You are viewing a plain text version of this content. The canonical link for it is here.
Posted to common-user@hadoop.apache.org by Brian Ferris <bd...@cs.washington.edu> on 2009/05/13 19:51:53 UTC
HOD 0.20.0 - deallocate fails to terminate cluster
I've been running HOD with hadoop-0.20.0 successfully on our Torque
cluster and it runs map-reduce jobs as advertised. The only hiccup
comes when I try to deallocate the cluster. I run the following
command:
> hod deallocate path/to/my/cluster_config
The HOD executable cleans up the cluster_config directory, but it
doesn't seem to actually terminate the actual HOD process job in the
Torque queue. I can still see it if I run "qstat" and it doesn't go
away, even after waiting a few minutes. Eventually, I have to kill
the task with "qdel".
Shouldn't the deallocate operation automatically stop the HOD job? Is
this a bug? Something I haven't configured correctly? How might I go
about debugging what's wrong if it is a bug?

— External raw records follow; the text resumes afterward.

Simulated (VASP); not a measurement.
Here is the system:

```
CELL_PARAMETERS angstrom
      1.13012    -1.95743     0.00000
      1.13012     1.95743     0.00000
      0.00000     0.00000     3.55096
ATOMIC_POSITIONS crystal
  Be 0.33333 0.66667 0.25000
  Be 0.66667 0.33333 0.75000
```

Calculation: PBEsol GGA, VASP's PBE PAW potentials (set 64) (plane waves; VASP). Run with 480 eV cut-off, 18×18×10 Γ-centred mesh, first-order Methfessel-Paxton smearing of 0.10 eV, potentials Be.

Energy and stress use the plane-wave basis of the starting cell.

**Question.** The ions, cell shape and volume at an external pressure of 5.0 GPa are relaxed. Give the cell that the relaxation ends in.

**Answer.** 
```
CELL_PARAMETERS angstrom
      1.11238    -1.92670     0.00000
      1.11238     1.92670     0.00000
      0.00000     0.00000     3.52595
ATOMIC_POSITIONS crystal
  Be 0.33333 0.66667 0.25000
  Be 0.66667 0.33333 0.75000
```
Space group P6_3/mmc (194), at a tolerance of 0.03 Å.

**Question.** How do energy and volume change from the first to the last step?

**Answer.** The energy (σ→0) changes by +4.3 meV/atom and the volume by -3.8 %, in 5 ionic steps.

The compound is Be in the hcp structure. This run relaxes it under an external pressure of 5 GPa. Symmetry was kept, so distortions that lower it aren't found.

This obviously isn't mission critical, since everything else is
working correctly and qdel seems to do the trick either way. Mostly
I'm just curious.
More details and version information:
Fedora 7
hadoop-0.20.0
torque-2.1.10-1.fc7
torque-client-2.1.10-1.fc7
torque-scheduler-2.1.10-1.fc7
libtorque-2.1.10-1.fc7
torque-gui-2.1.10-1.fc7
torque-docs-2.1.10-1.fc7
torque-server-2.1.10-1.fc7
Thanks,
Brian